MR QUINLAN (continuing):

(4) notes that the fast approaching summer contains bushfire conditions that are anticipated to eclipse those of 2001/2002 with severe weather conditions likely to exacerbate a desperately dry situation;

(5) urges the Government to immediately introduce universal bushfire prevention and safety education for all schools in the ACT, planned and coordinated by the Education Department and delivered by Emergency Services personnel and other approved trainers.

A great leap forward and a great recommendation.

There is one thing you should observe from this that was brought forward. Do you know when it was brought forward? November 2002. What happens in November 2002? Schools close down. This opposition, which was warning the government, was telling us that the sum total of this recommendation, this resolution that they brought before the Assembly, was to have a schools program that could not have been implemented until the beginning of this school year, after the bushfires, and therefore invalid to the events of the time.

Don't let that worry you. If we had taken notice of the letter of your resolution, the difference between the situation then and at the time of the bushfires would have been zero. Face it: you took from January through to November to even think of this. You brought it in at a time when schools were about to close down for the summer. You wanted us to educate the school children, and you were saying that this might have made a difference in 2002. Mr Pratt, that is just not logical. That is why you are dangerous.

Mr Pratt: You are clutching at straws.

MR SPEAKER: Order! Members of the opposition, please be quiet.

MR QUINLAN: That is why you are a danger in this place. I am rather concerned that, as I have said, the opposition has not made itself part of the community that wants to recover from this bushfire. You do not want to recover. You do not want a recovery; in fact, quite the opposite: you want to perpetuate the process for your own advantage.

I have gazumped, to some extent, Mr Wood, by rising to my feet before he would, as the Minister for Emergency Services, because I was, for part of the period 2001-2002, the Minister for Emergency Services. I informed this place-and you will find this in the Hansard of November-that, early in the year 2001, I had instructed the Emergency Services Bureau to conduct an education campaign.

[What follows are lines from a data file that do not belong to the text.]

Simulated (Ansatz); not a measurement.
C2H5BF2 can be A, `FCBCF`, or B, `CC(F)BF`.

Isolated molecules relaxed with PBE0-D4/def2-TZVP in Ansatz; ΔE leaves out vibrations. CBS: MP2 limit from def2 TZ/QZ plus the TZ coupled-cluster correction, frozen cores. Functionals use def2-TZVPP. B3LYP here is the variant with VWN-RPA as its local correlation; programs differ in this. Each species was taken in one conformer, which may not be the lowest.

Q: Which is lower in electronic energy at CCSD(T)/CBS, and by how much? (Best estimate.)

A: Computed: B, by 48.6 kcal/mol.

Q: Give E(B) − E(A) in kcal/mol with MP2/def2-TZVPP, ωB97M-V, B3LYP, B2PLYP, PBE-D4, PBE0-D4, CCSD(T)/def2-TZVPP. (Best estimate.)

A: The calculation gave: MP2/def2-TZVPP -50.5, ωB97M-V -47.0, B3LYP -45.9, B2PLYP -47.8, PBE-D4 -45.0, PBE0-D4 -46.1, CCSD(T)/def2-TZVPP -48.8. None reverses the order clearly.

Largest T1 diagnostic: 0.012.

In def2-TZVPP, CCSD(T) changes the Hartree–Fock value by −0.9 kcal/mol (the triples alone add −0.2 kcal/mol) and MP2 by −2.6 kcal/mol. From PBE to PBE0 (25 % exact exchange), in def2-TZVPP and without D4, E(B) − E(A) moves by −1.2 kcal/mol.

The McLeod report recognises considerable elements of an education campaign. If you would like to consult a cutting service, you will find considerable advice coming out of Emergency Services, warning the public of the ACT. You will find a very large spread in August 2002, before Mr Pratt's motion, which includes advice about minimising the effect of fire. You may recall that all of those things that are on page 174 and 175 of the McLeod report were done.